So now that The Dress is no longer a thing, the Internet is upset about a picture of a baby in a flag? The photographer who took the picture of her husband in uniform, cradling the baby in the American Flag, is a veteran. She has more right in my book to put her baby in a flag that ¾ of the people currently arguing about it online. But what do I know? I thought The Dress was white and gold.

Two Secret Service agents are being investigated after they crashed their government car into a barricade outside the White House. The agents had been at a party and though it’s believed they were drunk, they were not tested for alcohol. I’m shocked the Secret Service is acting as irresponsible as the politicians they protect. These two yokels could be charged with impersonating a Kennedy.

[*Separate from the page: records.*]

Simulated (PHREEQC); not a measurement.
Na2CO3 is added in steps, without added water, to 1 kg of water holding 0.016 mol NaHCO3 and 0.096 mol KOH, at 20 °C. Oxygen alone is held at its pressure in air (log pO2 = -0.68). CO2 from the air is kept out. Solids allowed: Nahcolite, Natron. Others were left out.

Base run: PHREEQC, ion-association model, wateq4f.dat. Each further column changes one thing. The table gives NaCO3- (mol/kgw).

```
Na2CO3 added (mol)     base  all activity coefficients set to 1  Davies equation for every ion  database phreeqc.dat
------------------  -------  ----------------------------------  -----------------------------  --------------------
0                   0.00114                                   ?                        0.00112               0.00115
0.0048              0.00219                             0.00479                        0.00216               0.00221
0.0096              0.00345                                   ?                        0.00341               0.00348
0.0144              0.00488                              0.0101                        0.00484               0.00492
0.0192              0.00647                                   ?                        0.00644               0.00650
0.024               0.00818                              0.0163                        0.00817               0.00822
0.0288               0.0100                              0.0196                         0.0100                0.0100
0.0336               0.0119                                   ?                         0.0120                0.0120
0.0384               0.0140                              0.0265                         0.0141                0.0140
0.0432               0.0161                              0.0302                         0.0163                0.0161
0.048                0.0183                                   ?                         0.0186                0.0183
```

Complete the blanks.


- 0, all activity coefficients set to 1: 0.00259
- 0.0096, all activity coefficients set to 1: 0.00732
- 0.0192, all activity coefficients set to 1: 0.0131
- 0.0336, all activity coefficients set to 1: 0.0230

And a few things you need to know …

On this date in 1896, spitting was officially banned in New York City. We may have a winner in the world’s most ignored law.

A Los Angeles jury has ordered Robin Thicke and Pharrell Williams to pay Marvin Gaye’s family $7.3 million for plagiarizing the 1977 Gaye song, “Got To Give It Up.” While Thicke and Williams said they didn’t copy the song, the judge said, as far as all that money is concerned, they’ve got to give it up.

Talking about the iWatch yesterday, my friend Brady in Richmond pointed out that if he wanted to blow a ridiculous amount of money on something that would be obsolete in 5 years, he’d buy an engagement ring. China says they already have a knock-off version that only costs $38 and may or may not leave burns on your wrist.

This is cool! A new island has formed off the coast of Tonga. An underwater volcano erupted and it just kept growing and now – VOILA we have a brand new, pristine, unpolluted island that we can immediately begin turning into a trashcan like the rest of the planet. Scientists say it will sink back into the sea in a few months but Tonga’s tourism ministry says, “Nonononono – we can get tourists for this! What’s the worst that will happen if we wait a few months?” Uh … people sink into the sea with it? Either way, it’s a rare and beautiful thing to see new Earth created … that will probably the future site of Hillary Clinton’s private server farm.

Johnny Depp was injured on the set of “Pirates of the Caribbean 5”. Sadly, it wasn’t serious enough to stop the film from getting made.

We’ve found the Dream Police! Scientists say they have been able to implant memories in mice while they are asleep. Giving us hope that, someday, we’ll finally know why we walked into that room.

A report says a growing number of parents are pulling their children out of standardized testing in schools. In fact, 8 out of 6 parents say math isn’t that important, anyway.

And … A 27 yer old woman was so engaged in whatever stupid text conversation she was having, she didn’t even realize that she walked right around the crossing gates and into the path of a passing freight train! The train clipped her but she was only injured. At least she ALMOST died doing what she loved; texting and getting hit by trains.